Chapter 6

From Design into Development

(January - June 1959)

[133] FROM dreams into definitions and from design into development, the idea for a manned satellite was growing toward fruition. During the first half of 1959, the Space Task Group (STG) guided the translation of its conceptual designs into detailed developmental plans for the molding of hardware. Creating an engineering program, planning precisely the flight missions, organizing men, money, and material to fulfill those missions, and establishing technical policy and managerial responsibility were the prime necessities of the moment. But this year began with the realization of a Russian "dream," Mechta.

On January 2, 1959, the Soviets announced they had successfully launched a rocket toward the Moon, the final stage of which weighed 3,245 pounds, including almost 800 pounds of payload instrumentation inside its spherical shell. The Soviet Mechta, also popularly called Lunik I, was the first man-made object to attain the 25,000-mile-per-hour speed needed to break away from Earth's gravitational field. By comparison the United States Moon probe Pioneer III, launched by a four-stage Jupiter called Juno II on December 6, 1958, had weighed 13 pounds and attained a velocity of 24,000 miles per hour. And though it missed its target, Lunik I flashed past Earth's natural satellite to become the first successful "deep space" (i.e., translunar) probe and the first man-made artifact to become a solar satellite.1

While Mechta presumably went into solar orbit, and even while many incredulous Americans refused to accept this impressive claim, NASA mobilized for the national effort to catch up with the Soviets in propulsion and guidance, and in progress toward manned space flight. The project named Mercury embodied the latter half of those hopes.

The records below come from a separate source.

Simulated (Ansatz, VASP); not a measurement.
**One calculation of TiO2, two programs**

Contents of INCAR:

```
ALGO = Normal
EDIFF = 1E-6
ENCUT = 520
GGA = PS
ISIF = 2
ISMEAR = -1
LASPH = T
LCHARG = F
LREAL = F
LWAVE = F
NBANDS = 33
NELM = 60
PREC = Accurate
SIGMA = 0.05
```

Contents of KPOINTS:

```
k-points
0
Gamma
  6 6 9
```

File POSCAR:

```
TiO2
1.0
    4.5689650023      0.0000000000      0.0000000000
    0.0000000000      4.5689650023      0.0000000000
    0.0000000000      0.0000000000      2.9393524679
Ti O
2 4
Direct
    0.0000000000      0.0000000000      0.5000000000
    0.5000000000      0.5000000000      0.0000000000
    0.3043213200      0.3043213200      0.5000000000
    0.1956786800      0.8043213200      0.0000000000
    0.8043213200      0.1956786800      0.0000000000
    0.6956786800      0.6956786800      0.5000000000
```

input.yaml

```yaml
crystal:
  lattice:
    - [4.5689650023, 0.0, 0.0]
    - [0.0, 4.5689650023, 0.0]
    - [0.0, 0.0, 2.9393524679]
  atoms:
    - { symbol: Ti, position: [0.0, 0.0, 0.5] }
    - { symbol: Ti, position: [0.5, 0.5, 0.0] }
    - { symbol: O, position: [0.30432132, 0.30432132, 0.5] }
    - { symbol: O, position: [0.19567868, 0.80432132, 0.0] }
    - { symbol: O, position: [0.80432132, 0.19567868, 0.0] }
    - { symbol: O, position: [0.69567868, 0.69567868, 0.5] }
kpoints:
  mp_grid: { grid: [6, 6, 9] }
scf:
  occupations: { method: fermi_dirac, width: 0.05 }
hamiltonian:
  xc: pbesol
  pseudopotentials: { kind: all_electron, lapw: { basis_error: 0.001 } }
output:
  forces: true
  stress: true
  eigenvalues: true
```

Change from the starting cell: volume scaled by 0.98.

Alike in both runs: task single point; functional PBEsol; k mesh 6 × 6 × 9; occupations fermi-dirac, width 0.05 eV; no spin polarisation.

Robert R. Gilruth and his STG associates at Langley, together with Abe Silverstein and others in Washington, plunged knowingly into one of the greatest engineering adventures of all time. Somewhat self-conscious in the role of men of action setting out to do what had never been done before, they tried to match means to their ends without too much introspection and by avoiding useless [134] worries over comparative scores in the space race. Like all good engineers, they were also professors of efficiency. They committed themselves to do their unique task as effectively, economically, and quickly as possible. But the inexorable conflict between the novelty of the experiment and the experience with novelty that alone can lead to efficiency they had to accept as an occupational hazard. Two of their ideals - to perform orbital flight safely and to perform it with economy - were embodied in preliminary designs for Project Mercury long before those same ideals became obligations during the development of the program. Their third ideal - timeliness - gradually became crushed between performance and cost considerations.

In the hectic three months of planning and procurement from September 1958 to January 1959, the original "objectives and basic plan" for Project Mercury gradually clarified by abbreviation to an itemized list. Continued reiteration throughout preliminary development (January through June 1959) finally reduced the aims, attitudes, and means of the Space Task Group to a set of nominative formulas used again and again as "Slide No. 1" in briefings:

Reduced to this form by July 1959, the basic doctrine for Project Mercury remained essentially unchanged throughout the entire life of the program. Although the managers of Mercury found this a source of considerable pride, they were forced to make certain departures from their basic principles and to refine their methods continually.2 The techniques and technology for landing, for example, were not specified this early. The efforts to ensure a safe touchdown, on water instead of land, became a critical concern over a year later.


1 House Committee on Science and Astronautics, 87 Cong., 1 sess. (1961), A Chronology of Missile and Astronautic Events, 64-66; Eugene M. Emme, Aeronautics and Astronautics: An American Chronology of Science and Technology in the Exploration of Space 1915-1960 (Washington, 1961), 106, 143. Cf. House Committee on Science and Astronautics, 86 Cong., 1 sess. (1959), The First Soviet Moon Rocket. On technological chauvinism, see the congressional furor aroused by Lloyd Mallan, "The Big Red Lie," a series of articles in True (April, May, June, July, 1959), which alleged Soviet space claims, especially Mechta, to be the "biggest hoax in history." House Committee on Science and Astronautics, 86 Cong., 1 sess. (1959), Soviet Space Technology, Hearings.

2 "Project Mercury Discussion," brochure for press tour of Langley Research Center, STG, July 7, 1959, 1; Maxime A. Faget and Robert O. Piland, "Mercury Capsule and Its Flight Systems," paper, Institute of the Aeronautical Sciences, New York City, Jan. 25, 1960, 1-2; Ms., Paul E. Purser, "Project Mercury Technical History," June 12, 1963, intro., 5-6; Faget and Walter C. Williams, interviews, Houston, Aug. 23, 1965.